Album Review: Cursive's First Album in Six Years Proves Tim Kasher is a Mountain of Words

Album Reviews
10/17/2018
Zach Frimmel
Photo by Tony Bonacci

Twenty-four years into their art-rock anthology, Cursive continues to lyrically demonstrate their socio-cultural angularity and irreverent staying power. Dystopian times, no Promise Land, failed relationships, civil accountability, bubbles of truth, and obsession of money are all in the sights of the wind-up merchant and frontman Tim Kasher. By blending their inaugural dissonance from Domestica, recalling their iconic element of Ugly Organ-era cello (now by Megan Siebe), and waxing their career-long apostatical poetics, Vitriola is a sonic affirmation that vibrational vitriol isn’t just a college-callow sport for youngsters to play. With founding members Ted Stevens (guitar, vocals) and Matt Maginn (bass), plus touring member Patrick Newberry (keys), the Omaha outfit’s latest opus Vitriola stamps their eighth studio album to date, their first full-length in six years, and a satiating reunion, since Happy Hollow, with producer/mogul Mike Mogis and founding drummer Clint Schnase. Vitriola also marks their momentous departure from Saddle Creek after twenty years now having established their own label called 15 Passenger, which also rosters Seattle’s David Bazan and Sean Lane, Chicago’s Campdogzz, and – of course – Tim Kasher’s eponymous solo project. 

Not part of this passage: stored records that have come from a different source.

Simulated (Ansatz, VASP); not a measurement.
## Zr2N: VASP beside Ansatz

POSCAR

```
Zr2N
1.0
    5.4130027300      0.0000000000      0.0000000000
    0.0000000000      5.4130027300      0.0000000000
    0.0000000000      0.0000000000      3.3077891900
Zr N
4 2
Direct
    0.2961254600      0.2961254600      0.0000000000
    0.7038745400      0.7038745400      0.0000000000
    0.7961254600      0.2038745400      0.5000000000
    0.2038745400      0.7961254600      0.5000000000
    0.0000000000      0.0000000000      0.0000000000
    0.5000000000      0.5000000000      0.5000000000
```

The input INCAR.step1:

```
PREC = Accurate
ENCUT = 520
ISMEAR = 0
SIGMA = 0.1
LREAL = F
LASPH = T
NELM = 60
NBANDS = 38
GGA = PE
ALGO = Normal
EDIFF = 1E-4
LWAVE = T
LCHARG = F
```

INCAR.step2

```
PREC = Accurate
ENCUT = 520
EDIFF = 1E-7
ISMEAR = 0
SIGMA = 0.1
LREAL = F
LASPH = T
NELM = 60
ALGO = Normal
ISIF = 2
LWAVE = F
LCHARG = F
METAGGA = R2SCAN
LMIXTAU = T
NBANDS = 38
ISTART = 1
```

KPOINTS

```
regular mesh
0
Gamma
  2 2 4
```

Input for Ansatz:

On the opening track “Free To Be Or Not To Be You And Me,” Vitriola commences with startlingly Big Bang, staccato sharpness – the Big Bang being a motif that Kasher often flirts (e.g. “Big Bang” from their 2006 Happy Hollow). The chords quickly move into decaying notes one after another until they reach their purpose for the first verse. “So I dug deep down / deep inside myself” swiftly elicits Tim Kasher’s signature self-aware and introspective modus operandi, which soon results in “Just another human organism / obsessed with -isms.” There’s an ominous heartbeat throughout the song – and the whole album really – that de-escalates into the second track “Pick Up The Pieces,” which showcases a prominent cello presence and classic Cursive heavy-hitting progressions with guitar and cello taking turns on the riff accents. 

 

“It’s Gonna Hurt” and “Under The Rainbow” respectively act as the third and second singles of the 44-minute chronicling of the doomsday clock. If there’s one distinction of a Cursive song or record it’s the witty wordplay and half-yelping-half-yearning catharsis of Tim Kasher spewing emotive allegories and Biblical blasphemies into the void as we have on these tracks. We get a slight reprieve from all the catchy riffs and chaos with the more atmospheric “Remorse” awash with ballad-like piano twinkling. However, the pretty and happy parts can only last a couple minutes in Kasherland until the piano literally sounds like it’s being smashed and all that is innocent collapses and we’re back to a harsher reality in “Ouroboros” –  the clearest example on Vitriola of the hybridized continuum of Cursive’s evolved sound with allusions to Burst and Bloom-echoing distortion and tone. And you really can’t get any more Kasher-ian than the stanza from this song, “We were blessed with an enlightened intellect / Enlightened intellect made the internet / The internet gave the world a mouthpiece / That swallowed our enlightened intellect / The voice of man has been exposed / As vitriol — don’t gotta read between the HTML.” 

If Shakespeare were alive today Tim Kasher would easily be one of his tragic characters. “Everending” houses the epitome of Kasher’s pathos. With “Trying to make this life seem less absurd / Trying to make a mountain out of words” expounds Kasher’s heart-on-his-sleeve flaws with his triumph and downfall being his heroic self-criticism of “Can you imagine such hubris got me this far?” in the poppiest song in the mix, “Ghost Writer.” Then we’re back to discordant guitar behaviors starting off “Life Savings” – the first single off Vitriola – but we’re lead into a more straightforward songwriting and beautifully bleak guest vocals by Jessica Price of Campdogzz. Clocking in at 7:27, “Noble Soldier / Dystopian Lament” appreciatively summons Cursive’s habit of long-form codas like “What Have I Done?” off Mama, I’m Swollen and “Staying Alive” off The Ugly Organ, their pièce de résistance. There’s a thrash-then-back-to-normal thread all the way until this album ender, which displays a calligraphic shape and dynamic flow throughout the record. The sfumato segue between the two-parter comes in around 2:20 with an orchestral crescendo lining the walls of Kasher’s angsty animadversion until the fluttering fuzz of guitars and drums transcend into a dark-drone, cathedral-like om.